OK, I’ve talked about the dire state of our economy, which is what should really matter to all of us, particularly those in power.
But let’s look at that one incident which has caused so much jabber and the use of so many hours of broadcast time and published pages. An MP, Andrew Mitchell, who has left on his bike through the main exit of Downing Street many times previously, is stopped by a police officer and told to leave by the pedestrian exit. What a petty, jumped-up, officious little jobs-worth! Yes, I mean the police officer, not the MP. What possible justification could he have for doing this apart from asserting his own sense of self-importance? What law was he attempting to uphold? The MP concerned had every right to be angry. But what a waste of time and money over something so ridiculously petty. Endless hours of wasted airtime & pages of newsprint. Yes, police officers deserve respect just like everybody else, including bike-riding MPs going through the gate they’ve always used. But don’t demand respect when you’ve shown none.
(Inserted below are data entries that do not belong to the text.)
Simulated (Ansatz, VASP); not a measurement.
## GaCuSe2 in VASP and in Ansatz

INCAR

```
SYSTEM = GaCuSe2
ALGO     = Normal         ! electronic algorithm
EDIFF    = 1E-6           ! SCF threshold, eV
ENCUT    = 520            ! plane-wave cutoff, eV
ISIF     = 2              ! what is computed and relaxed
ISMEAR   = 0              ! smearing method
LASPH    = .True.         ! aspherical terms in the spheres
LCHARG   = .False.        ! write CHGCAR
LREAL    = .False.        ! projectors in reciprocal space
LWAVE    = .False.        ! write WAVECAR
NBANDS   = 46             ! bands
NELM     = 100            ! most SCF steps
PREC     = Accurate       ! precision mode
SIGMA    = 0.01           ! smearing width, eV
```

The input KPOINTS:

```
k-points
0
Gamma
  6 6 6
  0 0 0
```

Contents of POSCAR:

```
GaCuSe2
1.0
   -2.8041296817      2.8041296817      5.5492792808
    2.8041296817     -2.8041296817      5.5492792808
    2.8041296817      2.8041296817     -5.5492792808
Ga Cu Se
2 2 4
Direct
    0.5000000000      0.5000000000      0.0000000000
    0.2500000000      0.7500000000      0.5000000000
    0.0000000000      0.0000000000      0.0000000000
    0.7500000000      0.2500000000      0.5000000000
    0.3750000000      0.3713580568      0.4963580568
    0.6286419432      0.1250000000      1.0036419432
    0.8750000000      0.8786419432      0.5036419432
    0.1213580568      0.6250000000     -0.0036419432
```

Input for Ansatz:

Let’s get this straight. The police are civilians in uniform, although they sometimes tend to let the power go to their heads because, after all, power corrupts. In certain cases of course, the very power the police are granted attracts the wrong individuals into the police force in the first place, like Simon Harwood, the one who killed Ian Tomlinson during the G20 protest. They like to see themselves as “The Law” but in fact they are nothing of the kind – they don’t make laws, they don’t test laws and they don’t execute laws. That’s for parliament and the judiciary. The police force I’ve born witness to is a place of a majority of honourable hard working people whose working lives are beset by the effects of officers who get drunk on power, individuals who indulge in corruption or nepotism or violence, and those who engage in rumour-mongering, or coaching & falsifying statements. Worst of all are the ones who protect those guilty of repeated offences, which occurred in the case of Simon Harwood; if he had been dismissed earlier, Ian Tomlinson would be alive today. Although in the minority, these incidents are destroying the reputation of the police.
Don’t make the MP apologise to the police. Make the policeman concerned stand up and justify his own actions, or go and find a new job where he won’t do any more damage. Please… for the sake of the police force and its reputation, as well as for the cohesion of our society. The misuse of power destroys respect, and without respect there is no authority, and in turn no power to effect change.